0

I am analyzing accident reports about roof falls in underground mines using Python Pandas and I want to extract the dimensions of the roof fall from a column called Narrative to a new column called roof fall dimension. Basically, If a number in Narrative is followed by a measuring unit or a symbol for a measuring unit such as (ft, feet, inch, meter, or '), I want to extract that number, I also want to extract the word that follows the units or the symbol of the unit.

Narrative

Fall was 19' wide X 20' long x 7' thick                       
Fall was approx. 19' W. x 80' L. x 10' H                      
fall was approx. 5 ft thick, 10 ft wide x 4 ft long           
fall is 35 feet long X 5 feet wide X 16 feet in height       

roof fall dimension

19' wide, 20' long, 7' thick

19' W, 80 L, 10' H

5 ft thick, 10 ft wide, 4 ft long 
 
35 feet long, 19 feet wide, 16 feet height

I am having trouble figuring out how to check if the number that I want to extract is followed by any of the following ((ft, feet, inch, meter, or ') and my regular expression experience is limited.

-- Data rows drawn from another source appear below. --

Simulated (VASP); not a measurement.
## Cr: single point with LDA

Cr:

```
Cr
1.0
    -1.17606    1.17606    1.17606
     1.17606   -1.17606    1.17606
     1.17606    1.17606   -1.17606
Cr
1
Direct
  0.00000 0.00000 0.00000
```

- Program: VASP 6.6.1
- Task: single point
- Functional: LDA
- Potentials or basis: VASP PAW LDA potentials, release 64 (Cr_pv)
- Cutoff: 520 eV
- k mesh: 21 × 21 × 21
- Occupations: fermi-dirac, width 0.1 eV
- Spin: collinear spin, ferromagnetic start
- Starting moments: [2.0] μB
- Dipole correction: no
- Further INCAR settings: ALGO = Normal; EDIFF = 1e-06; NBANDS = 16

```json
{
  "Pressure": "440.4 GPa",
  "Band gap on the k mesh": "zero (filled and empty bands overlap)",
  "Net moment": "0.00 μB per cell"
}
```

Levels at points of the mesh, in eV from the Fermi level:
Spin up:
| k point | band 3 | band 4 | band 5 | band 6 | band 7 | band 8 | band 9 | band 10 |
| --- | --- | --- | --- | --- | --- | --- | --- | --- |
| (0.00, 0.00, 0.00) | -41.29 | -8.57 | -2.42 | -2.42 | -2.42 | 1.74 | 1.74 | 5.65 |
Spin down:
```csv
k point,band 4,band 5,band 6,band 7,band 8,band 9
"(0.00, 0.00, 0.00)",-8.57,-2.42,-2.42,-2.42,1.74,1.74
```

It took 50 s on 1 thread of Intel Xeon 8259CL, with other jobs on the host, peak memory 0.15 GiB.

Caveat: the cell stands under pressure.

thanks a lot for helping out.

Karn Kumar
  • 8,518
  • 3
  • 27
  • 53
Eng_GR
  • 57
  • 6
  • 3
    You could improve this question by including the code you have tried, or clarifying what the input & expected output is. – Tom Jun 26 '21 at 16:36
  • Take a look at [How to make good reproducible pandas examples](https://stackoverflow.com/q/20109391/15497888) for some more information about community expectations in these types of questions. – Henry Ecker Jun 26 '21 at 16:44

1 Answers1

1

Although you'd need to cover all scenarios, the code would go something like this:

a=re.findall("([0-9]+)['| ft| inch| meter]+", text)
print(a)

This would search for cases where there are zero or more occurrences of (ft, feet, inch, meter, or ')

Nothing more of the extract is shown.